I've noticed there is an error in thought on this 'rook camel' piece, probably confusion due to the name. It is said on the page though ...
'The Rook-Camel may move like a standard rook, sliding any number of clear spaces horizontally or vertically. Or the Rook-Camel may move like a non-leaping camel, sliding exactly two squares orthogonally followed by one diagonally without a leap.'
I don't know if I am missing something, but that description is not a rook camel lol, the 'camel' doesn't leap.
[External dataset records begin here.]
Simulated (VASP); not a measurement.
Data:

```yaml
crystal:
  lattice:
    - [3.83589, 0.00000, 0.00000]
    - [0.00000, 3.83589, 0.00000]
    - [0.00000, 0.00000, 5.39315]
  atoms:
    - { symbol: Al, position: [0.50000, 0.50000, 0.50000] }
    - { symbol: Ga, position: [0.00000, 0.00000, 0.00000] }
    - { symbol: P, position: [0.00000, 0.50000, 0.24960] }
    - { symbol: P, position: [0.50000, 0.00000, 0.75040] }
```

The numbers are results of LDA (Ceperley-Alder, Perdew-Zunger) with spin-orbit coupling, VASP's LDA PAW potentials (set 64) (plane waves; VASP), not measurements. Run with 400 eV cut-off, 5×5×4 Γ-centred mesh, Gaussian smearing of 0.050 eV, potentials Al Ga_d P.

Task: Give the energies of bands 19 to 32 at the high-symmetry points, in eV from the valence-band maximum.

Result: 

However, it's an interesting piece!!
Good catch, Christine. Also, here is something I wrote [2008-11-01] on George Duke's NextChess2 thread:
Regarding some recent comments: 'Super Chess' (two words) is part of a proprietary name used on the web page Cardinal Super Chess, which states: 'Because of the Cardinals' unique movement, a combination of a knight and a bishop, it gathers the initiative into one sweeping action.' This naturally leads to the mistaken conclusion that it is the usual B+N piece. But the second web page given for this commercial variant shows the move to be a non-leaping Camel. I once tested the piece on the applet provided and saw the program move a Bishop to block my Cardinal check.
Taking a trip on the WayBack Machine, I find the alternate name CSChess(c) - wouldn't a trademark make more sense than a copyright? Sad to say, the archived web pages have neither a movement diagram nor a playing applet.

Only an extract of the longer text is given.